LONG BEACH — Reports of an armed man on the campus of Hubert H. Bancroft Middle School turned out to be possibly a false alarm Monday.
But the response of parents — roughly 400 flooded the campus, frantic and worried — and police reflected the tense atmosphere on school campuses in the wake of a mass shooting at a Newtown, Conn., elementary school Dec. 14.PHOTOS
Long Beach Police Chief Jim McDonnell was among the police department brass who went to the scene, saying the response by both the department and parents was clearly affected by the East Coast tragedy.
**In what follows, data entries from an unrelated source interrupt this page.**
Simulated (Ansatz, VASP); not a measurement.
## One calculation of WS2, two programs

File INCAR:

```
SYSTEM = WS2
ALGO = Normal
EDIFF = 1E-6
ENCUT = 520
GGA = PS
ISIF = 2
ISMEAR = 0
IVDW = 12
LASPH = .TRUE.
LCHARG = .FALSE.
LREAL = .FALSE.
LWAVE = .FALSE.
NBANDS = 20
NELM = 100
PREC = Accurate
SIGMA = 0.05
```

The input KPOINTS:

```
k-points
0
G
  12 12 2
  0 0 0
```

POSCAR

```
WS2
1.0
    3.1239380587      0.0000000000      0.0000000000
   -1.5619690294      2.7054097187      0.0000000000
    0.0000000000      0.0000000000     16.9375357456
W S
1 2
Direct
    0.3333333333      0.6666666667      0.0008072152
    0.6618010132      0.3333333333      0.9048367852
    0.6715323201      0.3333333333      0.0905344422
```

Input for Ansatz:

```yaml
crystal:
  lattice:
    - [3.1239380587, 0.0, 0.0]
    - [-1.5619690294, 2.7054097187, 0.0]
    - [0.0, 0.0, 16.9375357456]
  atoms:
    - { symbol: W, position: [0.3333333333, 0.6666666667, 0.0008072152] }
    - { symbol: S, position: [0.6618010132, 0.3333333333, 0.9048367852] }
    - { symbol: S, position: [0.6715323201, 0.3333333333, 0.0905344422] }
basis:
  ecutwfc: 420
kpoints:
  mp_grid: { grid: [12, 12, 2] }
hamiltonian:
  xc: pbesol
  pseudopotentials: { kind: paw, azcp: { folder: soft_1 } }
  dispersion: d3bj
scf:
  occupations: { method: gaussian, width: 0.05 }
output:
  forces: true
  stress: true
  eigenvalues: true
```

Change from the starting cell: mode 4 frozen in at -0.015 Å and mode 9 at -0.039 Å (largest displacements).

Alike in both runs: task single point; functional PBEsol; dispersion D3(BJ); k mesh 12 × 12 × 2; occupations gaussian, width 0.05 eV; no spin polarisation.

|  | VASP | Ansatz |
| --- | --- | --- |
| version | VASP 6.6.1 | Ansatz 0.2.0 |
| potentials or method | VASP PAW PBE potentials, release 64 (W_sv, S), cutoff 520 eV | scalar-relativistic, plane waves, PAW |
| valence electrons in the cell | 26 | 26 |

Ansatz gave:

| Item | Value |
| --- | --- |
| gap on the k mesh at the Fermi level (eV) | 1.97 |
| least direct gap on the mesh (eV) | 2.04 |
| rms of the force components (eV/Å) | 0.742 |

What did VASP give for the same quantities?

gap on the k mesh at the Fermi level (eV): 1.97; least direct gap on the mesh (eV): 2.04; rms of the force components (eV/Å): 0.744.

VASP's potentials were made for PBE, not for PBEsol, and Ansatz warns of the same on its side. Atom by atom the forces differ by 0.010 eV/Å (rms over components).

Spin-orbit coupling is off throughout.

"Our response was swift and aggressive," the chief said. "I think it's good, in a way, for Long Beach to see that we take any kind of threat like this very seriously and we are ready to respond at a moment's notice."
Long Beach Police Department officers locked down the campus at about 11:30 a.m. after a student said he saw a man on the campus with a gun. An adult also reported seeing the man, but no weapon, police said.
No suspect or gun was found, and the campus was deemed safe at about 1 p.m. The school is located at 5301 Centralia Ave., northeast of Long Beach Airport near the Lakewood border.
More than 50 LBPD officers responded, including K-9 units. A Sheriff's Department helicopter also swept over the area, assisting with the search, said Sgt. Aaron Eaton, an LBPD spokesman.
The incident was still under investigation, Eaton said.
Hundreds of parents formed a line in front of Bancroft as they waited for the children to be released. As children were guided from their classrooms, many parents lined up in front of a fence eager to catch a glimpse of their child.
Debbie Bath said she was in tears as she rushed to the school after receiving a text message from her seventh-grade daughter.
"I tried not to panic, but I was so worried, especially after everything that has been going on in the news," she said. "I think my daughter just needs a hug from her mom right now. And I need a hug from her."
Nerves across the country were frayed after a gunman, identified by police as Adam Lanza, 20, killed 20 first-graders and six adults in a Dec. 14 massacre at Sandy Hook Elementary School.
Ashley Bates, a seventh-grader at Bancroft, said she was in her third period class when the principal spoke over the intercom and told students to stay in their classrooms. Bates said most of her classmates sat quietly and waited.
"About every 20 minutes they would tell us to stay calm and just stay in our classroom," Bates said. "I was worried. I didn't know what was going on."
Mom Karen Bates said she also heard the news through a text message and rushed to the school. Following the recent shooting, Bates said she now talks to her children frequently about school safety.
"I just tell them that if something happens in their school they need to stay quiet and find a safe place to hide," Bates said. "Better safe than sorry these days."
Many parents praised the quick response from law enforcement and school administrators. Some, however, were upset that they weren't notified earlier, and many said they found out about the situation through calls and text messages from their children.
LBUSD spokesman Chris Eftychiou said parents were notified about an hour into the situation through email from the principal and via the Bancroft website.
Eftychiou said officials were working to determine the situation before they contacted parents.
"It's a fluid situation and a lot of times lockdowns end as quickly as they begin," he said. "It's good if you can tell parents right of the bat, but we had to see what was going on here first before we immediately called parents.
"As it started to become clear that the lockdown was going to be longer, we made the decision to contact parents. We'll continue to work on how we communicate with parents to get the information to them as quickly as possible."
Eftychiou said the response from law enforcement and the school district was an example of the excellent safety measures in place to protect children in school.
"We implement our safety procedures as a precaution as we did here, and we believe those safety procedures worked well," he said. "We're glad everything turned out OK."